Implementation:Apache Paimon Run Mixed Tests Script
| Knowledge Sources | |
|---|---|
| Domains | Testing, Cross-Language Interoperability |
| Last Updated | 2026-02-08 00:00 GMT |
Overview
run_mixed_tests.sh is an end-to-end test orchestrator that validates Java-Python data interoperability by running bidirectional read/write tests across multiple file formats (Parquet, ORC, Avro, Lance) and advanced features (deletion vectors, B-tree indexes, FAISS vector search).
Description
This script executes a comprehensive test sequence in seven stages: (1) Java writes data in Parquet/ORC/Avro and Lance formats via Maven, (2) Python reads that data via pytest to verify compatibility, (3) Python writes data using the Python SDK, (4) Java reads Python-written data to verify reverse compatibility, (5) tests primary key tables with deletion vectors, (6) tests FAISS vector index reading (skipped on Python 3.6 due to limited faiss-cpu support), and (7) tests B-tree global index reading. Each stage runs independently with isolated error handling, allowing subsequent stages to execute even if earlier stages fail. The script uses colored terminal output (red/green/yellow) for immediate feedback and provides a comprehensive summary at the end. A warehouse directory cleanup step runs after all tests complete. The script validates that data written in one language can be correctly read in the other, which is essential since Paimon tables are shared between Java and Python runtimes in production data lake environments.

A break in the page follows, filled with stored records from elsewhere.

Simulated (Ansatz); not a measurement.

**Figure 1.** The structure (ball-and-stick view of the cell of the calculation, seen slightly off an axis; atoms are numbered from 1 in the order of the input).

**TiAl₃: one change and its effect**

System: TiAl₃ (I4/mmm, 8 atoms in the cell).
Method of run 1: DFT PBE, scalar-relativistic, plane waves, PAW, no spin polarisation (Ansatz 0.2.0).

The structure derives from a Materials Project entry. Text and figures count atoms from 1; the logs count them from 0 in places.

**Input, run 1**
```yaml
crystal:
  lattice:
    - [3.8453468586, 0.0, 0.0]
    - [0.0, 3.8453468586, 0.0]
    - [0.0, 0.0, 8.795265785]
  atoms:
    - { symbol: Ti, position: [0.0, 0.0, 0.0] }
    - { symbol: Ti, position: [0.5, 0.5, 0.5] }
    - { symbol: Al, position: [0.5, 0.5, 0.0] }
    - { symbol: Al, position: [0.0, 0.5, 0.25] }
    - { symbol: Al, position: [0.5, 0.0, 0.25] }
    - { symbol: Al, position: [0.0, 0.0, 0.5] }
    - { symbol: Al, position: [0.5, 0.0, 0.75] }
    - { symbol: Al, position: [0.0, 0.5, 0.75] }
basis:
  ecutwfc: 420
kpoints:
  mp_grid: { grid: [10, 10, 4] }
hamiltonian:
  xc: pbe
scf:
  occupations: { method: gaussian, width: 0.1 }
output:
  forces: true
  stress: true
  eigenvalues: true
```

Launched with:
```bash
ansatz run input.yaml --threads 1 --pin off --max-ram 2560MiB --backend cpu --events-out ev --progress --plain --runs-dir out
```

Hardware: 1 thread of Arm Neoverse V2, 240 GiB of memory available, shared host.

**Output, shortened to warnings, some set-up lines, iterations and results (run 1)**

Python version detection is used to conditionally skip FAISS tests on older Python versions, and Maven output is captured to detect if tests were skipped due to missing native libraries.
Usage
This script is invoked by the lint-python.sh orchestrator and can be run standalone for comprehensive interoperability validation.
Code Reference
Source Location
- Repository: Apache_Paimon
- File: paimon-python/dev/run_mixed_tests.sh
Signature
#!/bin/bash
# Key functions
function cleanup_warehouse() { ... }
function run_java_write_test() { ... }
function run_python_read_test() { ... }
function run_python_write_test() { ... }
function run_java_read_test() { ... }
function run_pk_dv_test() { ... }
function run_faiss_vector_test() { ... }
function run_btree_index_test() { ... }
function main() { ... }
Import
# Run from project root
cd /path/to/paimon
./paimon-python/dev/run_mixed_tests.sh
I/O Contract
Inputs
| Name | Type | Required | Description |
|---|---|---|---|
| Python version | Environment | yes | Auto-detected to skip incompatible tests |
| Maven | Binary | yes | Used to run Java tests |
| Pytest | Binary | yes | Used to run Python tests |
Outputs
| Name | Type | Description |
|---|---|---|
| Exit code | Integer | 0 if all tests pass, 1 if any fail |
| Terminal output | stdout/stderr | Colored status messages and test results |
| Warehouse directory | Directory | Test data in `pypaimon/tests/e2e/warehouse` (cleaned after tests) |
Usage Examples
Run All Mixed Tests
# Run from paimon-python directory
cd paimon-python
./dev/run_mixed_tests.sh
# Expected output:
# === Mixed Java-Python Read Write Test Runner ===
# Project root: /path/to/paimon
# ...
# === Step 1: Running Java Write Tests (Parquet/Orc/Avro + Lance) ===
# ✓ Java write Parquet/Orc/Avro test completed successfully
# ✓ Java write lance test completed successfully
# ...
# 🎉 All tests passed! Java-Python interoperability verified.
Manual Cleanup
# Clean warehouse manually if tests are interrupted
rm -rf paimon-python/pypaimon/tests/e2e/warehouse
CI Integration
# Run via lint-python.sh
./dev/lint-python.sh -i mixed
# Or directly
./dev/run_mixed_tests.sh